The Federal Trade Commission has sent warning letters to 71 companies it says were running suspicious advertisements and has filed five new civil cases to halt illegal loan modification scams. Attorney General Eric Holder says the FBI is investigating about 2,100 mortgage fraud cases.
"If you discriminate against borrowers or prey on vulnerable homeowners with fraudulent mortgage schemes, we will find you, and we will punish you," Holder said.
Over the past year homeowners have been flooding state attorneys general with complaints about for-profit loan modification consultants. While some are legitimate, authorities say many are con artists.
Potential victims are easily identified: various filings - including "pre-foreclosure" notices - are public records, providing all of the details a would-be scammer needs to target fraud victims. Many snare victims via Web sites promising quick fixes over the phone.

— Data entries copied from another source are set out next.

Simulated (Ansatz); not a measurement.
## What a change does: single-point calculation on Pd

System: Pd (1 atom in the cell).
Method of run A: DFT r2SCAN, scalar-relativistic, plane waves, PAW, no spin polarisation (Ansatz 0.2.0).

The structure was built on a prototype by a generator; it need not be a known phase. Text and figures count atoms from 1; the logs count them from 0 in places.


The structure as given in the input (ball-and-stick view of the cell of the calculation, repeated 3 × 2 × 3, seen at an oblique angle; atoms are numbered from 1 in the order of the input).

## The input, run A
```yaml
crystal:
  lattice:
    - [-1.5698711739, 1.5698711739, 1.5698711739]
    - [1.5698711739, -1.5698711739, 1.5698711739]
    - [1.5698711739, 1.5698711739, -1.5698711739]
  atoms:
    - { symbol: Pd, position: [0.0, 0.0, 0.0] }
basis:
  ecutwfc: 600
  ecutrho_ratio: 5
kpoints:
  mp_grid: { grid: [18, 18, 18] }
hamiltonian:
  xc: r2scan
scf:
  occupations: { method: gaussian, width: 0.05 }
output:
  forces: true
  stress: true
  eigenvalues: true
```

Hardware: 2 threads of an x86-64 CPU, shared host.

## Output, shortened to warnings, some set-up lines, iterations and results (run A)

The scam takes several forms, but usually involves payment of an upfront fee in exchange for a promise to resolve a pending foreclosure. Some of these foreclosure "counselors" simple pocket the fee - usually a month’s mortgage payment - with little or no further contact with the distressed homeowner. Others compound the fraud by convincing the homeowner to sign over their deed or present forged documents purporting to show the foreclosure has been set aside.
Some scammers will file a bankruptcy in the homeowners name without their consent or knowledge. While bankruptcy usually stops a foreclosure temporarily, this form of the scam adds insult to injury by leaving the homeowner with additional legal costs and the burden of a credit record that will make it difficult to buy or rent a new home for as long as 10 years.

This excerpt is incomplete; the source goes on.